Midway through the interview Bradley gave a long answer to the effect that everyone involved in politics had to get out of the rut of converting every subject or comment into a political "issue," used for partisan advantage. Let's stop talking, Bradley said, about who will win what race and start responding to one another's ideas.

As soon as he finished, Woodruff asked her next question: "Do you want to be President?" It was as if she had not heard a word he had been saying—or couldn't hear it, because the media's language of political analysis is utterly separate from the terms in which people describe real problems in their lives...

[A] relentless emphasis on the cynical game of politics threatens public life itself, by implying day after day that the political sphere is nothing more than an arena in which ambitious politicians struggle for dominance, rather than a structure in which citizens can deal with worrisome collective problems...

Why not imagine, just for a moment, that your journalistic duty might involve something more varied and constructive than doing standups from the White House lawn and sounding skeptical about whatever announcement the President's spokesman put out that day? ...

The point is not that the pundits are necessarily wrong and the public necessarily right. The point is the gulf between the two groups' reactions. The very aspects of the speech that had seemed so ridiculous to the professional commentators—its detail, its inclusiveness, the hyperearnestness of Clinton's conclusion about the "common good"—seemed attractive and worthwhile to most viewers...

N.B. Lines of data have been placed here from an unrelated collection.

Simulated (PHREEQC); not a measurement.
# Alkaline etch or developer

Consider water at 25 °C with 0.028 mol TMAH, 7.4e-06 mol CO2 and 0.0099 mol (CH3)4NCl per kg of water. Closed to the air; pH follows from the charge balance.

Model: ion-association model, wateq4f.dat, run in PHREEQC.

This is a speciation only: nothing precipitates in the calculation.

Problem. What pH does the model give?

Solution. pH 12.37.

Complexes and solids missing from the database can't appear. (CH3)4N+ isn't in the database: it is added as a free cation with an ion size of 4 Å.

"Polls show that both Republicans and Democrats felt better about the Congress just after the 1994 elections," a Clinton Administration official said last year. "They had 'made the monkey jump'—they were able to discipline an institution they didn't like. They could register the fact that they were unhappy. There doesn't seem to be any way to do that with the press, except to stop watching and reading, which more and more people have done."


As I've gotten older, I've come to think of the mainstream media not as "liberal" or "conservative", but as Establishment. Like the popular clique at school, their main goal is the maintenance of their own power and influence. What matters is not truth, or fairness, or intelligence, but increasing the scope of their own importance. And as Fallows points out, the way to do that is to focus on only the interpersonal, political, high-school sociology of politics rather than the things that actually matter.

1 comment:

Anonymous said...

This really is a good article. I'm reading it for my political science class. Still rings true to this day.